Boris Petrov Bedrosov wrote:
1) So, behind the lines of pavise and wooden pikes in the ground the Japanese (samurai and their retainers) would be relativelly well protected. But so would be the Europeans (knights and retainers), if they managed to take good position, especially higher ground.


Wooden pikes? What wooden pikes? I never saw any wooden pikes discussed in this thread. Whatever spears the Japanese had at this time were more likely to have been deployed in light infantry formations than in any sort of phalanx, let alone a pike phalanx. If you want a Japanese phalanx then you should have chosen a 16th-century Japanese army, not a 14th-century one!

Quote:
2) You all are right about the "Euro" army there were NOT such thing, because all of them were different in composition, style of fight, tactics. But lets's say that this army is composed from English archers, mounted knights and foot soldiers.
3) What would the battleplans of each side look like - for the Europeans (MAY BE) some volleys by the English longbows in attempt to disrupt the enemy, mounted charge (this is the moment of which I am most afraid Cry ) and close hand-in-hand combat. But Japanese - would they return arrows from their position (their bow was just a bit weaker than the longbow), or would bushi attack with bows, or would they just make some recconiesance (I'm sure I made mistake, writing this word Laughing Out Loud ) in force, or would they attack repeatively, trying to exhaust the enemy


Random speculation alert!

I suspect the English would have been more likely to adopt a battle plan that involves flanking movements. This is because Japanese horsemen were generally not supposed to go far beyond the support of their foot retainers, so their marching speed would have been curtailed by the retainers' ability to keep up. The European horsemen, however, were not so constrained and would have been more capable of doing independent maneuvers on the wings. In fact, the English won the battle of Poitiers within this timeframe (1356) by one such mounted charge to the French flank and rear.

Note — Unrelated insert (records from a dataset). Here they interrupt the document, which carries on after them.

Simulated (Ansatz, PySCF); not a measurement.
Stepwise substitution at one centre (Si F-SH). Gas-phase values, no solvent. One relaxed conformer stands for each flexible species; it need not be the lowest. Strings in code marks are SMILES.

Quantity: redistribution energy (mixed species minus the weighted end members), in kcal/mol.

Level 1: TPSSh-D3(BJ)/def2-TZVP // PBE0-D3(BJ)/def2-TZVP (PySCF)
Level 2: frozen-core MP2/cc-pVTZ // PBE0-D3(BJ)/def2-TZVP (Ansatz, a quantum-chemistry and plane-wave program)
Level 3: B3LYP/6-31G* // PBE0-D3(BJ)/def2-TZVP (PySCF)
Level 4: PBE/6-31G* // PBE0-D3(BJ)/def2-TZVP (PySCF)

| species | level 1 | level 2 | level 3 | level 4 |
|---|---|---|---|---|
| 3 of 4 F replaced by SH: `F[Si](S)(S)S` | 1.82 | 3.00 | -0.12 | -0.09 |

Of course, a brilliant general like Yoshitsune might have been willing to break with custom and brigade his horsemen away from the foot for a lighting strike into the enemy rear--like he did at Ichinotani--but he lived two centuries before the timeframe of your discussion. I've said before that Japanese generals in the late 14th century were either not very imaginative or were saddled with inefficient troops that rendered impossible all but the simplest plans (or both). So the Japanese would probably have either chosen to defend or to launch a simple frontal assault.

The factors involved are too numerous to decide on a definite battle plan, but I suppose both armies would have fielded most of their men on foot and attempted to disorganize the enemy with arrow volleys in preparation for one massive charge. The English, though, might have sent a small but significant party of horsemen to try and take the Japanese in the rear in the middle of the frontal slugging match.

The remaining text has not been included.